Pruning of assets from storage nodes that they are no longer obliged to store
Problem
Currently, storage nodes don't delete assets no longer assigned to them in the runtime. And hence dead assets keep on accumulating on the nodes. This means that disk usage of the nodes would continue to grow unless operators manually clean up the space which is very risky. Other complications of not pruning assets are that DataObjects/Bags can't be effectively moved b/w different buckets/operators, as this action does not physically free up the space, so Storage Lead can't use the Globally available disk space effectively.
Proposal
TBD
#there should be a mean for the storage server operator to run a command:
- that will show the diff between what is assigned to the bucket (i.e QN) and what is in the server.
- the command should have modes:
- View
- Action (delete ) , should have a data loss mitigation::
- Provide a warning before execution.
- Check the availability of the object where it should if any.

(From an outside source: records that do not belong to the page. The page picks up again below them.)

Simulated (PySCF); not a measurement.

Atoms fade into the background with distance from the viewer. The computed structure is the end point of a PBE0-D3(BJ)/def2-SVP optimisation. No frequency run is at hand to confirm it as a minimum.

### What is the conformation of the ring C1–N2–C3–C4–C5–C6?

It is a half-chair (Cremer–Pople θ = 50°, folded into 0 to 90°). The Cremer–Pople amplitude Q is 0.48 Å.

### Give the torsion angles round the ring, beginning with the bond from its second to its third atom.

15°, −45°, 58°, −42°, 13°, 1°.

- Force a replication if the object does not exist where it should be,
- Set the storage server to auto do the pruning, the auto pruning ( This mode should also be available in storage server command as an option. )should have a data loss mitigation:
- Back off period between detection (logs and metrics should be generated at this stage) and actioning the pruning.
- Check the availability of the object where it should if any.
- Force a replication if the object does not exist where it should be,
shouldn't this happen automatically?
That is the ideal with couple of two more consideration:
- Data loss mitigation consideration.
- Ability of the operator to force it through command.
@zeeshanakram3 Should we close this already or there's more work to be done?